In the telecommunication market, it is considered to be easy for the customers to end their subscriptions with their service providers and switch to other companies for better price rates and quality of services. This problem is known in marketing as “customer churn”. Moreover, as in any other market, the cost of gaining new customers is much higher than retaining existing ones [1,2,3,4]. It was reported that the annual churn rate in telecommunication can range 20–40%, while the cost of acquiring a new customer can be 5–10 times more than retaining an existing customer [3]. Therefore, customers are considered as the most valuable asset for the company [5].
For these reasons, the telecommunication market is becoming highly competitive and dynamic [6,7]. Based on these facts, customer retention is considered as an essential concern, and one of the basic dimensions of customer relationship management (CRM) [8].
In this context, churn prediction is a term widely used to refer to identifying the customers who are about to end their subscription or leave the company for another competitive service provider [2]. An accurate churn prediction can effectively help in planning customer retention strategies and economic marketing campaigns, and, consequently, it can lead to significant savings for the service providers.

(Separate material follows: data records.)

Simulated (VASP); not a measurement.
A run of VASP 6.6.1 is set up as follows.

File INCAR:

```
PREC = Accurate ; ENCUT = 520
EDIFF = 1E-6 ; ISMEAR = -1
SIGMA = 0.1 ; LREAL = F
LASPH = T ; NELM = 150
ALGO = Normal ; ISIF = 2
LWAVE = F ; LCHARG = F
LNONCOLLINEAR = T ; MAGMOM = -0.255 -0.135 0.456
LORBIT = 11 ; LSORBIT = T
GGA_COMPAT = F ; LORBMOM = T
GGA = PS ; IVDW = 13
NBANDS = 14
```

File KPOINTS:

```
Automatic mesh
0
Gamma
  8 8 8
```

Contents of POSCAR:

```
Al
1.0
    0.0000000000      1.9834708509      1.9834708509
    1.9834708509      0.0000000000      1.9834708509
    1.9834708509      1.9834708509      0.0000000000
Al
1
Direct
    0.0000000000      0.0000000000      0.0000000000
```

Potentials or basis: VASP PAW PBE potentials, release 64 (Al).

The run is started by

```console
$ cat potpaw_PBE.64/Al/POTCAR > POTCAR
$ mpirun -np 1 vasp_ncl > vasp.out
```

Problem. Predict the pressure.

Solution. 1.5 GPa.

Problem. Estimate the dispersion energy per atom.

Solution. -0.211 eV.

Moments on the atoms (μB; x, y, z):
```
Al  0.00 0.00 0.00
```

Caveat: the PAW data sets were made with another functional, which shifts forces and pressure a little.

To stand firm in this fierce competition, telecommunication companies are becoming more proactive by investing more in developing data mining and machine learning-based models for churn analysis, prediction and management [1]. Various machine learning approaches are proposed in the literature for churn prediction. However, the task is very challenging because of the imbalanced class distributions, where the class of non-churning customers outnumbers the class of churners [9]. Learning from imbalanced class distribution is very tricky for most classical machine learning algorithms, as they tend to correctly classify the majority class and neglect the rare one. Another major problem is that there are many factors affecting customer churn and the relationships among them are very complex [10]. Quantifying the role of these factors is also a complex task. Therefore, interpreting the machine learning model is a necessity. Most previous works in the literature focus on increasing the accuracy of their models with less interest in understanding the produced models and quantifying the role of the factors that affect the classification accuracy.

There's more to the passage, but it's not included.